Sweat is a remarkable substance, but it has only been made clear to me recently how remarkable. For the present I live in an exceptionally humid part of the world; my sister traveling in India says it is hotter here in the States on our parents' farm than it is in Mumbai. Annapolis is a comparable level of heat, and in both places one sweats at the slightest movement, even when one is reading.
Sooner or later this frustrated me and I felt restless. So in the hottest part of the day I went for a run. Predictably the sweat covered me entirely and when I came back I was wet indeed. For some reason I did not take a shower but sat happy as a clam in front of my bedroom fan. The sweat rolled off me, and when I dried something was different: the humidity did not affect me and I even shivered from the breeze.

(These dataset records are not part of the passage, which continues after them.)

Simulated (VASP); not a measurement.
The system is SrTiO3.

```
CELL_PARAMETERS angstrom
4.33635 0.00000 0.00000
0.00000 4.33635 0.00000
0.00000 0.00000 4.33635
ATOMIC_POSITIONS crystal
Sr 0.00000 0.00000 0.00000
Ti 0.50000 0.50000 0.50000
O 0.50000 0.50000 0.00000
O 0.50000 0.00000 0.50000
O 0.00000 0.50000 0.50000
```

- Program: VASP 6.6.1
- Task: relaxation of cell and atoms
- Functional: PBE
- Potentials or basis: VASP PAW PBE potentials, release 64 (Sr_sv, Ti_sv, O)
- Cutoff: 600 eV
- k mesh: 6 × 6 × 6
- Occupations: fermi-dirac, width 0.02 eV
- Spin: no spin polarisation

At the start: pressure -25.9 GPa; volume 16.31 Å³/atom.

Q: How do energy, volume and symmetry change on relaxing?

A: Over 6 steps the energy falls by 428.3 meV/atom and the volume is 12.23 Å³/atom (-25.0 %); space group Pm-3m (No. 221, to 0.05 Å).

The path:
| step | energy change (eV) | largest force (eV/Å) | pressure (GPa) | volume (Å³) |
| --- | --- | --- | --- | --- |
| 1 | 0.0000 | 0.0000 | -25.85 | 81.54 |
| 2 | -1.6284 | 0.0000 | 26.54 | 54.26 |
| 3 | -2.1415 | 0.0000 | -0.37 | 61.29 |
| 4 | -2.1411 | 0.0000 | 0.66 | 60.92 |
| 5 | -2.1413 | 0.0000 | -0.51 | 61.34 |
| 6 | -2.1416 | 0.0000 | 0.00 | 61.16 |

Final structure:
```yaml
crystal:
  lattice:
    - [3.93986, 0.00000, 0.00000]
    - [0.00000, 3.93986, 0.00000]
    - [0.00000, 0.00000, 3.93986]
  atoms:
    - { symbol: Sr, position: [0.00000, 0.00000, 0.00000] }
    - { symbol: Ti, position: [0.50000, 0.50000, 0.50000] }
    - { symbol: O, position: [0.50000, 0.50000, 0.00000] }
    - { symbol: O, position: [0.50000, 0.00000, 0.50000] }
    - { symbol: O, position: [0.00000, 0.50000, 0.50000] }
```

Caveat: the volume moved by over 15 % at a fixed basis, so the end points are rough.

Now this was something wholly unprecedented and I was unsure how to take it, aside from the sheer joy I felt. I knew a run in cold weather made tolerating the cold inside (I keep my house at fifty-five degrees in the winter) easier, but never dreamed that exercising in hot weather caused one's body to cool itself more efficiently, despite knowing, as we all do, that sweat is the method by which our body cools itself. I mean, duh. I even eventually showered and everything stayed the same. So I suppose this means I have adjusted from the desert to the humid plains, and shall have no more difficulties. Needless to say, this pleases me, and makes me turn an appreciative, benevolent eye to that once odious substance which now signals relief from the fire of the sun.